This article describes how to measure the performance of an ONNX model using ONNX Runtime on an STM32MP1xxx platform.
1. Installation[edit source]
1.1. Installing from the OpenSTLinux AI package repository[edit source]
After having configured the AI OpenSTLinux package, install X-LINUX-AI components for this application. The minimum package required is:
apt-get install onnxruntime-tools
The model used in this example can be installed from the following package:
apt-get install onnx-models-mobilenet
2. How to use the benchmark application[edit source]
2.1. Executing with the command line[edit source]

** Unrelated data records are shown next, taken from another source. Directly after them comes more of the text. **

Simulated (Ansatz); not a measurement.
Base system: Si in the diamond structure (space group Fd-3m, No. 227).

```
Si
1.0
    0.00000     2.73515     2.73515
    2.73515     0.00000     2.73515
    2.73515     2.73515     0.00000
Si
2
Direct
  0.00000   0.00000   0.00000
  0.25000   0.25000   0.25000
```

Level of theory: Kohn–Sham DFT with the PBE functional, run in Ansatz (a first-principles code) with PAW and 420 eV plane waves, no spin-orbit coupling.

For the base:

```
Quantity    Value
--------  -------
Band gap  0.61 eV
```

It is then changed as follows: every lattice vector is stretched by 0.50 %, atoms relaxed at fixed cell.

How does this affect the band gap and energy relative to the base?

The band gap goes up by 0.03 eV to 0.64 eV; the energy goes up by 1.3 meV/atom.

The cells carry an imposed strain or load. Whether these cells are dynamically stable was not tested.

The onnxruntime_perf_test executable is located in the userfs partition:
/usr/local/bin/onnxruntime-x.x.x/tools/onnxruntime_perf_test
It accepts the following input parameters:
usage: ./onnxruntime_perf_test [options...] model_path [result_file] Options: -m [test_mode]: Specifies the test mode. Value could be 'duration' or 'times'. Provide 'duration' to run the test for a fix duration, and 'times' to repeated for a certain times. -M: Disable memory pattern. -A: Disable memory arena -I: Generate tensor input binding (Free dimensions are treated as 1.) -c [parallel runs]: Specifies the (max) number of runs to invoke simultaneously. Default:1.. -r [repeated_times]: Specifies the repeated times if running in 'times' test mode.Default:1000. -t [seconds_to_run]: Specifies the seconds to run for 'duration' mode. Default:600. -p [profile_file]: Specifies the profile name to enable profiling and dump the profile data to the file. -s: Show statistics result, like P75, P90. If no result_file provided this defaults to on. -v: Show verbose information. -x [intra_op_num_threads]: Sets the number of threads used to parallelize the execution within nodes, A value of 0 means ORT will pick a default. Must >=0. -y [inter_op_num_threads]: Sets the number of threads used to parallelize the execution of the graph (across nodes), A value of 0 means ORT will pick a default. Must >=0. -f [free_dimension_override]: Specifies a free dimension by name to override to a specific value for performance optimization. Syntax is [dimension_name:override_value]. override_value must > 0 -F [free_dimension_override]: Specifies a free dimension by denotation to override to a specific value for performance optimization. Syntax is [dimension_denotation:override_value]. override_value must > 0 -P: Use parallel executor instead of sequential executor. -o [optimization level]: Default is 99 (all). Valid values are 0 (disable), 1 (basic), 2 (extended), 99 (all). Please see onnxruntime_c_api.h (enum GraphOptimizationLevel) for the full list of all optimization levels. -u [optimized_model_path]: Specify the optimized model path for saving. -z: Set denormal as zero. When turning on this option reduces latency dramatically, a model may have denormals. -h: help
2.2. Testing with MobileNet V1[edit source]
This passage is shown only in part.